MR.WATKIN'S LIBRARY

 

click here for a visual record of the Library at Sussex Mews

 

Lacking a formal education, David Watkin was insatiably curious about the world, and in particular, events where, he suspected, somebody was pulling the wool over his eyes, be it the Titanic, the Grassy Knoll or D-Day. He tested an authors’ reputation and others’ claims for them, as he did composers. Disputes with friends and acquaintances could only be answered by return to the original sources. He was rarely wrong but was always eager to accept limitations on expertise as he did in cinematography.

rushing to prove a point, 2004

He would return from a shoot delighted that he’d gossiped with an actor only to find, as he did with Depardieu on Bogus, they both had things to say about Saint Simon’s Memoirs. Shared impressions delighted him but they had to be tested, substantiating the initial expressions from his usually sharp memory. “Don't you know about Firbank? ” he said to Whoopi Goldberg, and promised to send her a copy of Prancing Nigger (the general freeze in the atmosphere on set was guaranteed to make him roar with laughter). When we first met he fished out a copy of Lytton Strachey’s Ermyntrude and Esmerelda to mark our new friendship. I found it unreadable.

He was a conventional book collector whose custom was eagerly sought by the Premier Division Booksellers such as Ed Maggs and David Brass. Whether in New York, Prague or Japan, he made a bee-line for familiar dealers who had delighted him in the past. It was the same with recorded music. I still have a copy of Barbirolli’s Sibelius Orchestral Works he gave me. purchased in Tokyo with a packaging and a generous booklet printed entirely in Japanese.

I long suspected he was a collector of erotica, but despite a puny collection of fey beefcake books, he preferred his stimulation from disreputable porn videos where sailors, monks and submariners disported themselves against cardboard sets. The exception was a large collection of pamphlets and slim volumes of Ralph Chubb. He delighted at Oriole’s shudder when he confronted her with a book about a spanked schoolboy bound in standard issue educational corduroy.

He also dealt actively with dealers in manuscripts and letters. Catalogues were invariably lying on the doormat or in piles around his home, marked for purchase or reading aloud to pals. During one lunch at Sussex Mews I listened to a letter sent by Shostakovich listed for sale, how he had been pursued by an angry mob after the young composer had been seen pinching the enormous arse of a female passer by.

David’s library was a marvel of his steady conventional buying, and only the best editions were tolerated. They became supplemented as documents and original letters became available.  As his career tapered off beyond that point where insurance companies refused to insure him to complete a film at his advanced age, he began to scale his library back, substituting, say, the Nonesuch Dickens for his specialist collection, many in their original parts.His characteristic rashness was revealed when his Nonesuch edition of Dickens’ complete works proved to lack an index which he had thrown away with the packaging.

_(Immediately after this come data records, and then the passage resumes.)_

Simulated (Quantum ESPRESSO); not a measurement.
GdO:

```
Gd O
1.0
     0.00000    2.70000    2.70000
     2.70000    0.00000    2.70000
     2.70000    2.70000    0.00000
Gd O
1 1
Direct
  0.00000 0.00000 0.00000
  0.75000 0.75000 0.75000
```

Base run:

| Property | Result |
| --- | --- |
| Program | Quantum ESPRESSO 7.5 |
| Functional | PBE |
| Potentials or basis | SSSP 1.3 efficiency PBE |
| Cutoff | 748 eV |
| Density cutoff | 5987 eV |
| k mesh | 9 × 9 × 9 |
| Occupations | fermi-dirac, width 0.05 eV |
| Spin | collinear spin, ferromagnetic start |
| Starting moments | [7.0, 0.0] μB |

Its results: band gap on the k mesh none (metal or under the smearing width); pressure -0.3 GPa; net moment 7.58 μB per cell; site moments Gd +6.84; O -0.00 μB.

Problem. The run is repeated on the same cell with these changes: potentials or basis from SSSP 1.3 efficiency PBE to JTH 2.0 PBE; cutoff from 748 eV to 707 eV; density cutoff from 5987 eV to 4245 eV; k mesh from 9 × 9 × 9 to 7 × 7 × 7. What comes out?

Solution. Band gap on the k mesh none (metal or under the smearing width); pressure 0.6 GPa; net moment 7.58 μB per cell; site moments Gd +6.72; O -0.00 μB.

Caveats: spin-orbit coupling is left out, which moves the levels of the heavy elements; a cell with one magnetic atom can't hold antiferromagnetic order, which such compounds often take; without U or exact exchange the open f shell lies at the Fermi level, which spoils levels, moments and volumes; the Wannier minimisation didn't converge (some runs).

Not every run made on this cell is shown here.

Sussex Mews Living Room. Books and Piano with Schnabel's Stool

In the main room the length of two mews houses knocked together was his main display of literature, Joyce, Eliot and Pound, Hardy, Conrad and H.G.Wells. In pride of place was a solid phalanx of Victorian triple deckers, Lytton, Disraeli and Ainsworth for example. There was a long section of reference books with his edition of Groves given him by Sidney Lumet in pride of place for easy access.

This distinguished run was in marked contrast to books in his bedroom, fine bindings and early private press, contrasting with a wealth of Wodehouse in original jackets and the complete Richmal Crompton’s William Books.

Not until I was responsible with Rachael for cataloguing the books for posthumous sale , did I get into an upstairs Guest Room where his travel and topography books were locked. The anorak side to his reading was herein contained with railway magazines, monographs on engineers and scientists (of course the pioneer Sir Edward Watkin). Along one wall was a collection of rustic effusions (W.H.Davies and R.H.Mottram) with books about his home town Brighton. One delightful surprise was moving a yard of books to find a small demure model engine peeping out from behind them.

Window shelves and poncey antique cupboards contained other rare gems. Interestingly his interests in the Visual Arts were even more conventional; with picture monographs on the standard artists and few of any interest. Seeing my collection, he would sweep past anything in which Art was explored in words. The first week I met him, he said he was looking for a book for his then boy friend Andrew and could I suggest a title that would please him as he was very “Modern’ in his tastes. I went to outlandish lengths in Post Modernism and Performance Art before I realised that David’s idea of Modern was Salvador Dali not Sol Le Witt.

Other neglected areas of the library were Film, Poetry and, to an extent Music. Film he regarded as a trade and the books that he owned were basically trade manuals. Biographies of his heroes, Humphrey Jennings and Ken Russell, lay in some disorder in a gloomy back room, with a smattering of first editions which was a Dead Zone, embellished with a Clapperboard.

click to enlarge


His music books were kept in the downstairs lavatory, biographies of composers  and performers, the rambling memories of old salts. A gold plated “Minge Clip’’ presented by one of his crews stood beside a tower of toilet tissue, and his Oscar (for Out of Africa, was keeping the door from swinging shut. In a cupboard with dusters and floor polish was his collection of scores. Tucked under the stairs were his editions of Robbins Landon on Haydon, and skulking signed photographs of Furtwangler and Mengelberg. One high shelf out of reach and sight held his collection of Crime Fiction (all firsts)

The shelf which took pride of place was the shelf on the half landing where real whoppers in fine binding (Johnson, Hollinshed etc) stood for the reader’s admiration.

Unlike many collectors, he delighted in sharing his library with friends, and even passersby. In a chemist’s shop he overheard students from the University of Sussex talking about T.S.Eliot. He gathered them all up and took them back to Sussex Mews to see his collection. One girl excusing herself for the Loo, and used the discussions as cover to get upstairs to nick silver items from a small cabinet. He refused to prosecute or even mention it again. More constructively he would entertain my students who had never seen a private library and who were much more honest and responsible that the Uni of Sussex Thieves.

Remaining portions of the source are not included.